It is worth noting that the much-anticipated “Lianchuang Wealth Management” model has not expanded as market expectations suggested. The model faces many difficulties in practical implementation. “Lianchuang Wealth Management” has a hard time taking off, and completely shifting to agency distribution is also unsatisfactory. Applying for a wealth management company license seems to have become the most ideal path for small and medium-sized banks’ wealth management businesses.

“We are actively applying for a wealth management company license, but the difficulty of license application has increased. From what we understand, this year, applying for a wealth management company license not only requires approval from the China Banking and Insurance Regulatory Commission but also needs to be reported to higher-level authorities,” said Wu Hao (pseudonym), an asset management department staff member of a city commercial bank in Zhejiang. Amid the squeeze of scale reduction and business continuation, how can small and medium-sized banks find a path for transformation?

● By Zhang Jialin, our reporter

Regulatory tone is somewhat ambiguous

“Currently, the regulatory tone is somewhat ambiguous, and there is no longer such strict requirement for small and medium-sized banks within the jurisdiction to reduce their wealth management scale. This year, our bank has been stabilizing the scale,” said Li Wei (pseudonym), general manager of the wealth management division of a city commercial bank in East China, when discussing industry changes. Another asset management department staff member from another city commercial bank in the same province told China Securities Journal: “The requirement to clear out the scale is not as strict, but regulatory authorities still require a reduction in wealth management scale.”

Wu Hao stated, “Local regulatory authorities still maintain a cautious approach and have relevant requirements. They have not explicitly stated that small and medium-sized banks within the jurisdiction can avoid reducing their existing wealth management scale. Currently, our proprietary wealth management scale is no longer increasing, which is essentially a covert reduction.”

Clearly, regulatory requirements and standards vary across regions. Several small and medium-sized bank personnel admitted, “Regulatory guidelines differ across regions, and the gap is quite large.” This regional regulatory disparity allows some banks to continue on the reduction track, while others gain some breathing room.

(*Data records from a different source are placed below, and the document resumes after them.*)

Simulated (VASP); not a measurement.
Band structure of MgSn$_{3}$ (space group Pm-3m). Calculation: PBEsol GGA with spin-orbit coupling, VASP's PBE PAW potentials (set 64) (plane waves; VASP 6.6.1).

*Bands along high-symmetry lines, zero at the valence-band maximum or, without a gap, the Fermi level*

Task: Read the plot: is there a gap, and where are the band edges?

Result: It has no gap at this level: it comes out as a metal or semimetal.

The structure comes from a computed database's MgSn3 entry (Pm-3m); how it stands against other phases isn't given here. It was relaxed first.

A review of China Wealth Management Network found that since April alone, over 100 wealth management products issued by city commercial banks and rural cooperative financial institutions have been launched, with some products ending in 2027 or 2028. For example, on April 2, Jilin Bank issued “Jili Wealth Jiwen Series Fixed Income Closed Wealth Management Product, 2026, Issue 20,” with a term of 3-6 months; Changsha Bank issued “Jin Furong 2026 Changji 11-Period Closed Net Value Wealth Management Product,” with a term of 1-3 years; Zhejiang Hecheng Rural Commercial Bank issued “Harvest, Hehua 2026, Issue 063, Closed Net Value Wealth Management Product,” with a term of 3-6 months.

Additionally, many small and medium-sized banks such as Shangrao Bank, Guangzhou Bank, Zhongyuan Bank, and Hubei Bank also have wealth management products in the fundraising stage. China Wealth Management Network shows that Guangzhou Bank’s “Red Cotton Wealth Management Tianying Balanced Short-term Holding No. 2” product started on April 10 and will end in April 2056. Changsha Bank’s “Jin Furong 2026 Changfu Net Value 15-Period Closed Net Value Wealth Management Product” started on April 9 and will end in April 2029.

“Cold Reception for ‘Lianchuang Wealth Management’”

“Small and medium-sized banks have cultivated local markets for many years, and customers have a high loyalty to our proprietary wealth management products. Completely removing this business would be equivalent to reducing a good investment channel for local clients,” Wu Hao said. He also noted that local asset management institutions often allocate part of their assets locally, supporting the local real economy. Cutting off proprietary wealth management business of small and medium-sized banks would weaken this role.

A staff member from Jilin Bank also told reporters that proprietary wealth management products of small and medium-sized banks are recognized by local clients because of regional brand effects. If the wealth management business of small and medium-sized banks shifts entirely to pure agency distribution, this brand effect and customer stickiness will be difficult to maintain.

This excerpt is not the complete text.